Variety of classical genres and co-players set for Saturday performance at Alaska State Museum

Ketchikan-based trumpeter Jeff Karlson is set to perform in the Con Brio Chamber Series this weekend. (Courtesy photo)
Ketchikan-based trumpeter Jeff Karlson is set to perform in the Con Brio Chamber Series this weekend. (Courtesy photo)

By Ellie Ruel

Juneau Independent


The Con Brio Chamber Series will bring a classical trumpet recital to the Alaska State Museum this weekend, starring Ketchikan-based trumpeter Jeff Karlson and piano accompaniment by Sue Kazama.


“My deepest love for music is chamber music. I like the intimate setting, the challenges it offers, in terms of you're playing in a semi-solo or solo format, and you're really kind of put out there, but it's also very intimate as well,” said Sally Schlichting, artistic director of the Con Brio Series.


She started Con Brio Chamber Series 10 years ago, and has been putting together about four chamber music concerts a year in Juneau since. Schlichting said the pay-as-you-can events are usually popular and provide a more intimate alternative to larger symphonic events. She’s been principal flutist with the Juneau Symphony for about a decade.


“There's a real passion in the audience in Juneau for chamber music, and the concerts are always really well attended,” she said.


For Karlson, who’s performing in the series for the first time and said he hasn’t done a traditional recital since graduate school, it’s a chance to step outside his musical comfort zone. Since Ketchikan is a smaller community with fewer brass players, he has the opportunity to perform with a full quintet. With this series, Karlson is free to design a program of pieces he's passionate about, unlike in graduate school.


“The thing about doing a recital in grad school is you're a little bit beholden to the check boxes of your instructors and your teachers in the program of what to play,” Karlson said. “When Sally reached out to me, I thought to myself, ‘This is gonna be so fun, because now I get to create a program for me, right?’ Something that I'm really passionate about, music that I love to play, and also music that I think an audience is really going to connect with.”


The program is set to combine a few different genres including flamenco and romantic German in hopes of appealing to a variety of tastes. Karlson will perform works by Theo Charlier, Gustav Mahler, and Manuel De Falla, finishing off with a brass quintet piece by Victor Ewald. The pieces by De Falla and Mahler will feature piano accompaniment, and Charlier’s “Transcendent Etude No. 4 ‘Du Style’” will be a solo.

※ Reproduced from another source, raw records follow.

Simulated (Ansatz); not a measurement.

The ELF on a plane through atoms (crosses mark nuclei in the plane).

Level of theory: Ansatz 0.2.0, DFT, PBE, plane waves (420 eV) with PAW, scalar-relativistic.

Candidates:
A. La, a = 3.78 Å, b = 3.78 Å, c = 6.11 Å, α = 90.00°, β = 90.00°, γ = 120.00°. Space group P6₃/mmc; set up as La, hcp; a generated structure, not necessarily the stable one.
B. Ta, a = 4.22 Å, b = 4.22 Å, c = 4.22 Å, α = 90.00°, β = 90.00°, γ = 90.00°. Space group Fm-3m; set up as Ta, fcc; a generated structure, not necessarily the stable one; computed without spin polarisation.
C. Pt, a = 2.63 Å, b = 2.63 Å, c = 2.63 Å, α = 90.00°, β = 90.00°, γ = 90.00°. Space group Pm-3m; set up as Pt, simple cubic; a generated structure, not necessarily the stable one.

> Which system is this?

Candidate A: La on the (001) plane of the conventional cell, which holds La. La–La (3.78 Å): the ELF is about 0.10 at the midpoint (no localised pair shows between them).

Both Schlichting and Karlson agreed their favorite part of the upcoming performance is the Mahler song cycle, which is usually performed with dramatic brass in an orchestral setting. 


“The thing about Mahler, he just infuses his music with such emotional depth and weight, and that can be overwhelming sometimes, especially if you just sit down and hear a Mahler symphony. They last for more than an hour, almost all of them; there’s a lot there,” Karlson explained. “To embody Mahler through the trumpet in the vocal kind of a sense, in the lyrical sense that Mueller is really good at writing for, I'm just thrilled to execute that.”


The venue is also exciting to Schlichting, since she said the acoustics are perfect for brass performances.


“One of the things that I am really excited about is just the opportunity to put on a brass program in the Alaska State Museum, because I've only done it once before, and it was fantastic,” she said. “The audience was just blown away. This is the sonorities of brass in that hall, it's just acoustically so well suited for brass music, and it doesn't overwhelm — it's warm, and it's just really stunning.”


Traveling to Juneau for the concert has provided some geographical challenges with rehearsals. Karlson is also the principal trumpet for the Juneau Symphony, and describes Juneau as a “home away from home” in Alaska. 


“Typically, this sort of endeavor, I would want to be getting together quite often to hone the music and hone our parts,” he said. “It's been fun because it's added a lot more musical activity for me in the four days that I'm in Juneau for Symphony concerts.”


He scheduled Con Brio Chamber Series rehearsals around his Symphony performances, giving him a chance to practice with Sue Kazama and the brass quintet. Other members of the quintet include trumpeter Rick Trostel, French horn player Taylor Young, trombone player Jared Lear, and tuba player Alan Young.


Karlson said he is looking forward to trying out a new performance style.


“I'm very excited to share my playing through a medium that I don't get to do, either in Ketchikan or up until now in Juneau,” he said.


The performance is scheduled at 2 p.m. Saturday in the Alaska State Museum Atrium. Admission is pay-as-you-can.